Open nam-leduc opened 8 years ago
Please provide also input files (test1.tif and config.txt)
Hi zdenop, thanks for your quick response. I would like attacht 2 files config.txt
Following tif file, I can not upload to this comment, therefore I upload to my repository. You can access to following link to get tif file. https://github.com/nam-leduc/positioning/blob/master/test1.tif
Best regards, Le Duc. Nam
What OS are you using? Did you try to install tesseract (as I see you from screenshot you are using not installed tesseract) and than use tesseract? Do you have more versions of tesseract installed?

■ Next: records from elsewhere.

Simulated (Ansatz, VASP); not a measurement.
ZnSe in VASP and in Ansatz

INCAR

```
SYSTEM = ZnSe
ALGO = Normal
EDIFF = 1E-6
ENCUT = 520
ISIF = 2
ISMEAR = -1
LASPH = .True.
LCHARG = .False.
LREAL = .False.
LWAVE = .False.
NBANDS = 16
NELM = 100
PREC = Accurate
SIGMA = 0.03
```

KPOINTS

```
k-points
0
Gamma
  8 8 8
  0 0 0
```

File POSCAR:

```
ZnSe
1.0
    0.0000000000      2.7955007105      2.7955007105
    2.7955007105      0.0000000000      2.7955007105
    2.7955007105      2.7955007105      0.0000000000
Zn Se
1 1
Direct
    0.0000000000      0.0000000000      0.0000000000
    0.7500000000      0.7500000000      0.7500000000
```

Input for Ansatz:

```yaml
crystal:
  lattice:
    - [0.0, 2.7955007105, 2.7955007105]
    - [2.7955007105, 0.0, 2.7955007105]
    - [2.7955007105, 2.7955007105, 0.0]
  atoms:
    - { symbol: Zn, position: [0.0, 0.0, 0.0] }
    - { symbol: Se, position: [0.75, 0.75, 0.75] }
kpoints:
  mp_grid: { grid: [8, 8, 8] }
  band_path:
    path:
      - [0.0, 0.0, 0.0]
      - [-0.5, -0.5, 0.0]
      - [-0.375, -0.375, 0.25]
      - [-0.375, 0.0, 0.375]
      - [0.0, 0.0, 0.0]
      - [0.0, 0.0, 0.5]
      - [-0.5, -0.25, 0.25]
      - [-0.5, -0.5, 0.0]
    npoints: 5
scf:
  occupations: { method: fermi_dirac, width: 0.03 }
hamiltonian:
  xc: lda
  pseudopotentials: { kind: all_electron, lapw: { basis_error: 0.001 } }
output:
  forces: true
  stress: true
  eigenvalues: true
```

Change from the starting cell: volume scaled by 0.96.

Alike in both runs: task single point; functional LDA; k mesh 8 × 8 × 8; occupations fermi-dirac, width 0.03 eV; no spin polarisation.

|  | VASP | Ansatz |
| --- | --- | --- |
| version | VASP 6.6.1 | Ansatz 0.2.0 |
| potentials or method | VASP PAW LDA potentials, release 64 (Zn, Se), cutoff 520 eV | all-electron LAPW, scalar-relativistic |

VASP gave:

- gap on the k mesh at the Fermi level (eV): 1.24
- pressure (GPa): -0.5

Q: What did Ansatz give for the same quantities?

I can reproduce this issue.
tesseract phototest.tif phototest config.txt
Tesseract Open Source OCR Engine v3.05.00dev-266-gb1c1382 with Leptonica
Page 1
Segmentation fault (core dumped)
But this one works...
tesseract phototest.tif phototest -c classify_enable_learning=0 -c classify_enable_adaptive_matcher=0
Tesseract Open Source OCR Engine v3.05.00dev-266-gb1c1382 with Leptonica
Page 1
Warning in pixReadMemTiff: tiff page 1 not found
gdb tesseract
(gdb) run phototest.tif phototest config.txt
Starting program: /usr/local/bin/tesseract phototest.tif phototest config.txt
[Thread debugging using libthread_db enabled]
Using host libthread_db library "/lib/x86_64-linux-gnu/libthread_db.so.1".
Tesseract Open Source OCR Engine v3.05.00dev-266-gb1c1382 with Leptonica
Page 1
Program received signal SIGSEGV, Segmentation fault.
tesseract::Tesseract::recog_all_words (this=0x808c00, page_res=0x81cb90,
monitor=monitor@entry=0x0, target_word_box=target_word_box@entry=0x0,
word_config=word_config@entry=0x0, dopasses=dopasses@entry=0)
at control.cpp:320
320 } else if (!AdaptiveClassifierIsEmpty()) {
(gdb) backtrace
#0 tesseract::Tesseract::recog_all_words (this=0x808c00,
page_res=0x81cb90, monitor=monitor@entry=0x0,
target_word_box=target_word_box@entry=0x0,
word_config=word_config@entry=0x0, dopasses=dopasses@entry=0)
at control.cpp:320
#1 0x00007ffff769929d in tesseract::TessBaseAPI::Recognize (
this=this@entry=0x7fffffffdce0, monitor=0x0) at baseapi.cpp:902
#2 0x00007ffff76994e4 in tesseract::TessBaseAPI::ProcessPage (
this=this@entry=0x7fffffffdce0, pix=0x83f110,
page_index=page_index@entry=0,
filename=filename@entry=0x7fffffffe257 "phototest.tif",
retry_config=retry_config@entry=0x0,
timeout_millisec=timeout_millisec@entry=0, renderer=renderer@entry=
0x81cb50) at baseapi.cpp:1231
#3 0x00007ffff7699a5c in tesseract::TessBaseAPI::ProcessPagesMultipageTiff (this=this@entry=0x7fffffffdce0, data=data@entry=0xdde558 "II*",
size=38668, filename=filename@entry=0x7fffffffe257 "phototest.tif",
retry_config=retry_config@entry=0x0,
timeout_millisec=timeout_millisec@entry=0,
renderer=renderer@entry=0x81cb50, tessedit_page_number=-1)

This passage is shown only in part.